Cyclical stocks have prices influenced by macroeconomic changes in the economy and are known for following the economy as it cycles through expansion, peak, recession, and recovery.
Earnings per share (EPS) is calculated as a company’s profit divided by the outstanding shares of its common stock. The resulting number serves as an indicator of a company’s profitability.
The European Central Bank (ECB) deposit rate, which is set by the Governing Council of the ECB, is the rate on the deposit facility, which banks can use to make overnight deposits within the Eurosystem.
Fiscal policy refers to the tax collection and spending a government uses to influence its country’s economy.

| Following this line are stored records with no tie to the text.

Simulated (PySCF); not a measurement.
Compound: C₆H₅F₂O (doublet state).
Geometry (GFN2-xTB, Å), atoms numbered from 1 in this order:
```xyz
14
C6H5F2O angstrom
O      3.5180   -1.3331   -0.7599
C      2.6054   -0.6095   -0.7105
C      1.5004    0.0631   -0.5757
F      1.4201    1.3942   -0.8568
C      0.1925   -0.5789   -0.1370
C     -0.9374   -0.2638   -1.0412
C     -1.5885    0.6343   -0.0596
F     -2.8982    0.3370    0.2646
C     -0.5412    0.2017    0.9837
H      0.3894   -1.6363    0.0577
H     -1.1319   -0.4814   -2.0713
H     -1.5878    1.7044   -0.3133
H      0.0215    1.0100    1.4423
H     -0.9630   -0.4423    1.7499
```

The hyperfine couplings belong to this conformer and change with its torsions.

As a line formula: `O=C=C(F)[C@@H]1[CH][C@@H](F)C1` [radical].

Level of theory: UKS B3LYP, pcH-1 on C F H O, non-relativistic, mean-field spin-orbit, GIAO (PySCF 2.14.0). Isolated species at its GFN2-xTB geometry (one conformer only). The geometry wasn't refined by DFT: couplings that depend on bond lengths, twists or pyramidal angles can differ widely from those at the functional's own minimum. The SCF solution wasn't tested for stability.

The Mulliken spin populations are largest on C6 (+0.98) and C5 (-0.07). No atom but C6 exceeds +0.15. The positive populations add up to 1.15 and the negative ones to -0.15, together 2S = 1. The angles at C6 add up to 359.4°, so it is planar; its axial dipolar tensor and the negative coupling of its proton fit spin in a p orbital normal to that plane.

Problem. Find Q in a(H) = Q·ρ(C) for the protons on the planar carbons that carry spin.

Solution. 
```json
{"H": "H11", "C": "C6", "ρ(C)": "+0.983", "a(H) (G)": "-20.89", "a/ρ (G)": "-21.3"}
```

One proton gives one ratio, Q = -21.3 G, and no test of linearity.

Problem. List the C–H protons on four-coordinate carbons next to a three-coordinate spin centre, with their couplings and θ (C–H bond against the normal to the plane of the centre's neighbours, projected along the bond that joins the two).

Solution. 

The Federal Open Market Committee (FOMC) consists of 12 members: the seven members of the Board of Governors of the Federal Reserve System; the president of the Federal Reserve Bank of New York; and four of the remaining 11 Reserve Bank presidents, who serve one-year terms on a rotating basis. The FOMC holds eight regularly scheduled meetings per year at which it reviews economic and financial conditions, determines the appropriate stance of monetary policy, and assesses the risks to its long-run goals of price stability and sustainable economic growth. The FOMC observes a blackout period, which begins at midnight of the second Saturday before each meeting. During the blackout periods, committee members do not make public comments about macroeconomic developments or monetary policy issues.
Forward indicators use estimates of future activity to help forecast expected financial or economic outcomes over specific periods of time. A 12-month forward indicator consists of estimates looking one year into the future.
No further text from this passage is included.